​​Morocco elected new president of the UN Human Rights Council

Today, Morocco was elected to chair the UN Human Rights Council. The result generated strong reactions.

Published 10 January 2024

Today, Morocco was elected to chair the UN Human Rights Council. The result generated strong reactions.

In today´s UN Human Rights Council vote, Morocco won the election for the central position, with 30 votes, against its opponent South Africa, receiving 17.

The Norwegian Support Committee for Western Sahara has followed the elections at the UN Human Rights Council closely, supporting the demand of Sahrawi activists that Morocco cannot be elected to preside the important council.

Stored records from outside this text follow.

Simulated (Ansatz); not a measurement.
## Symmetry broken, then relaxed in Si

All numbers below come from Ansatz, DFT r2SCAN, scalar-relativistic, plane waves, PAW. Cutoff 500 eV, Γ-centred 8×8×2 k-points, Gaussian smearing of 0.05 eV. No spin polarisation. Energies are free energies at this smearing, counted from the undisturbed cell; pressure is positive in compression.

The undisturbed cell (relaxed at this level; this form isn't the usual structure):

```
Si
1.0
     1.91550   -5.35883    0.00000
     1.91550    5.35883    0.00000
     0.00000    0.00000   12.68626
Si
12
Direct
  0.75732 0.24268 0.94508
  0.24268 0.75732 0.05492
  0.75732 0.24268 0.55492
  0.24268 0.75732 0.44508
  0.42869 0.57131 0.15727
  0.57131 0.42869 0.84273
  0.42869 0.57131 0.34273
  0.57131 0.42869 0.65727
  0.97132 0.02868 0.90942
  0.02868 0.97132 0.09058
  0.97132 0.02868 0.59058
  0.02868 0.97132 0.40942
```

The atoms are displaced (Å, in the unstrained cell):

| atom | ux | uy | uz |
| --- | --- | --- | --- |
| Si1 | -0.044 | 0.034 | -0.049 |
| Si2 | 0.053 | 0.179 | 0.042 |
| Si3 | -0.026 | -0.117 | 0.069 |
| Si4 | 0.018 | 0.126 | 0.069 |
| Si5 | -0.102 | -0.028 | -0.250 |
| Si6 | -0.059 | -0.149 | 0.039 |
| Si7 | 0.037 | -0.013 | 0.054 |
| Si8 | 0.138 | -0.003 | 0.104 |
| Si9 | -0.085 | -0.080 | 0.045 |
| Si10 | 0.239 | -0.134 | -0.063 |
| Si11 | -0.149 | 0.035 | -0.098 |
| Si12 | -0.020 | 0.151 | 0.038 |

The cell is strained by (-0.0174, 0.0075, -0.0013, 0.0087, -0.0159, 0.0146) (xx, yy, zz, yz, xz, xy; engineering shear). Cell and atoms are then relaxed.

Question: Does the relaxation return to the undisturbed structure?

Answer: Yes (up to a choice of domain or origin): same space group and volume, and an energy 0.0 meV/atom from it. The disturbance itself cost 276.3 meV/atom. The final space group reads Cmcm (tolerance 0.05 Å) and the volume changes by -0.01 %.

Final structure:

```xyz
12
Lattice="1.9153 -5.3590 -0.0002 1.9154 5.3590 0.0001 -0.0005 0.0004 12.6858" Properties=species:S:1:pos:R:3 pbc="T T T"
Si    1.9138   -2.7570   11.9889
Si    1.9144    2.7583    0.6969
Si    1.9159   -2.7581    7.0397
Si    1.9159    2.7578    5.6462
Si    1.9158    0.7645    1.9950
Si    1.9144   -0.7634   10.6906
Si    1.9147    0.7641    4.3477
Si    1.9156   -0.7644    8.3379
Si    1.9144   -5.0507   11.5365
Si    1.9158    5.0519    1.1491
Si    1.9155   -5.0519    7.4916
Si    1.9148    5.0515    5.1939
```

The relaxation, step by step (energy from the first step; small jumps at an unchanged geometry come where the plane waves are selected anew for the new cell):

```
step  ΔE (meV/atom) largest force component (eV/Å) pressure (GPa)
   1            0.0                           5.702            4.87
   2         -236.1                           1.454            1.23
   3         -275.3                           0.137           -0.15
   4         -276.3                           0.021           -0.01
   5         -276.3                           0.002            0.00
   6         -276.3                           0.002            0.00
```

"Oppressors will never be human rights defenders. Morocco has always been, and always will be, an oppressor, no matter what it does next, said Fatma Moulay, a Sahrawi activist who has helped coordinate a campaign against Morocco's candidacy. "It is disheartening to see Morocco win the presidency, given their bloody history of human rights abuses. It undermines human values, and the credibility of the council, she continues.

Two days prior, the Norwegian Support Committee and the Rafto Foundation, together with eight other Norwegian organisations, wrote a letter to Minister of Foreign Affairs Espen Barth Eide about the upcoming election.

“Knowing Morocco´s trend and downward spiral of refusing to engage with UN bodies, denying serious violations and subjecting victims and their families to reprisals and even punishing human rights defenders attending the sessions of the Council, Morocco´s current bid is alarming. Such a presidency would seriously threaten the legitimacy and credibility of the UN Human Rights Council”, the organizations wrote in the letter to the Foreign Minister.

With the completion of the election, the result was as feared.

"We now have a situation where a country that actively opposes the UN Human Rights Council is put in charge of it. It is a sad day for human rights. This undermines the credibility of the UN system, says Erik Hagen, president of the Norwegian Support Committee for Western Sahara.

The presidency of the Human Rights Council holds important symbolic and practical power, including a role in proposing candidates for Special Procedures and expert mechanisms, appointing experts to serve on investigative bodies and building awareness and trust in the UN Human Rights Council. In recent years, the UN Committee on Torture and the UN Working Group on Arbitrary Detention have condemned Morocco for repeated and widespread human rights violations in occupied Western Sahara. Morocco has also been condemned for its systematic pattern of reprisals against victims who have brought cases to the two bodies, both of which part of the Human Rights Council. 

"The bodies that Morocco now seeks to lead have succeeded in condemning Morocco's gross abuses in recent years. It is perfectly clear that Morocco wants this seat in order to prevent scrutiny of its own abuses, says Professor Mads Andenæs, who acts as a lawyer for the most famous group of political prisoners from Western Sahara.

“The result of today's election comes at a dangerous time. We cannot afford to lose any more trust in the UN system. Morocco has managed to completely shut down the territory it occupies and has now succeeded in gaining the presidency of the only human rights body that has held Morocco accountable in recent years. This is a blatant attempt to cover up the human rights violations they are committing in Western Sahara. Now we expect the rest of the Council to hold Morocco accountable, says Tone Sørfonn Moe, jurist and legal representative for Sahrawi political prisoners, part of the Norwegian Support Committee for Western Sahara.